When we met in Saint Louis a little less than a year ago in the fiftieth annual convention of our Association, we all know that the end of our long struggle was near. We knew this without a reservation of a doubt. We comprehended the truth of Victor Hugo's sage epigram, "There is one thing more powerful than kings and armies—the idea whose time has come to move." We knew that the time for our idea was here. Since that date as state after state has joined the list of the ratified we have seen our idea, our cause move forward dramatically, majestically into its appropriate place as part of the construction of our nation.

We have no official proclamation to make announcing that our amendment has been ratified by the necessary thirty-six states; but the ratifications already completed and the special legislative sessions already called for ratification bring us within a very few of the required number. There is no earthly power that can do more than delay by a trifle the final enfranchisement of women.

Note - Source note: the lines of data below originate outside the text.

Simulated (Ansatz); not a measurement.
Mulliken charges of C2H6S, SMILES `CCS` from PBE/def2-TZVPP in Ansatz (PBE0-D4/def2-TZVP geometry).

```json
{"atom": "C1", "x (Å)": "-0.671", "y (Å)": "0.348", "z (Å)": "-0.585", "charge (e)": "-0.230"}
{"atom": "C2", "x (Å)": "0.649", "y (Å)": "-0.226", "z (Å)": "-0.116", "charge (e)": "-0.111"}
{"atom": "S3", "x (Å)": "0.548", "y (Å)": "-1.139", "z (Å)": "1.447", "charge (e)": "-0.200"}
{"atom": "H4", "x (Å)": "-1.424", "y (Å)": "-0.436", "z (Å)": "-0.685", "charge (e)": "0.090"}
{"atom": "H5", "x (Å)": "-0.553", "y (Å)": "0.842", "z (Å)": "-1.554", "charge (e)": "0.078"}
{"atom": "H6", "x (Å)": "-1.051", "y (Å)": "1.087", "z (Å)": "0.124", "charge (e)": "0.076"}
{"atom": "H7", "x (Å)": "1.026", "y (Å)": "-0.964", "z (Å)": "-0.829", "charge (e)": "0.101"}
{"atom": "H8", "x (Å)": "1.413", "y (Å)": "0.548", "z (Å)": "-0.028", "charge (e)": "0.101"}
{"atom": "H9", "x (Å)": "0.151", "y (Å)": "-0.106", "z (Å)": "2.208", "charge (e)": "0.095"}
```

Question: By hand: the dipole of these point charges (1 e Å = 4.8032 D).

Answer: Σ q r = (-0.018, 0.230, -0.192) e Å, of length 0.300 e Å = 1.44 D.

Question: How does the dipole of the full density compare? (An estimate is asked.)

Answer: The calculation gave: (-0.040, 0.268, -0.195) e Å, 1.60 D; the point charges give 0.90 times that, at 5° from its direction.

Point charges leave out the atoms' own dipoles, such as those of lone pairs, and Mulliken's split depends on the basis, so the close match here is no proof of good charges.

The enemies of progress and liberty never surrender and never die. Ever since the days of cave men, they have stood ready with their sledge hammers to strike any liberal idea on the the head whenever it appeared. They are still active, hysterically active over our amendment, still imagining as their pregenitors for thousands of years have done, that a fly sitting on the wheel of progress may command it to revolve no more and that it will obey.

Suffragists were never dismayed when they were a tiny group and all the world against them. What care they now when all the world is with them? March on, suffragists—the victory is yours.

The trail has been long and winding; the struggle has been tedious and wearying, you made sacrifices and received many hard knocks. Be joyful today.

The war-weary world grew boisterous and noisy in its delight and joy over an armistice which wasn't here, but the world know that it was due, that is was inevitable. So there were two armistice days equally joyful.

Our final victory is due, is inevitable, is almost here. Let us celebrate today and when the proclamation comes, I beg you to celebrate the occasion with some form of joyous demonstration, in your own home state. Two armistice days made a happy ending of the war. Let two ratification days, one a national and one a state day, make an ending of the denial of political freedom to women.

Perhaps the months have seemed long and the progress slow since June 4, 1919, when Congress submitted the amendment.

The federal constitutional amendment ratified in the shortest time was the twelfth. It deals with the method of electing the President of the United States and was submitted by Congress on December 4, 1803. It was proclaimed as ratified on September 25, 1804, nine months and thirteen days later. There were seventeen states then and thirteen had ratified.

Our amendment was submitted June 4, 1919, and today, February 13, 1920, eight months and eight days later, it has been ratified by a speedier record than any other amendment. But the record of time is not the significant part of the story.

By far the greater number of ratifications have taken place in special sessions. Special sessions mean extra cost to the state, the opening of opportunity for other legislation and the occasion of political intrigue for or against the governors who call them. These obstacles have been difficult to overcome far more difficult than most of you will ever know and in a few instances well nigh insurmountable. But the point to emphasize today is that all obstacles were overcome.

On the whole the ratifications have moved forward in splendid triumphal procession. There have been many inspiring incidents of pluck, daring and clever moves on the part of suffragists to speed the campaign and there have been many incidents of courage, nobility of purpose and proud scorn of the pettiness of political enemies on the part of governors, legislators and men friends of our cause.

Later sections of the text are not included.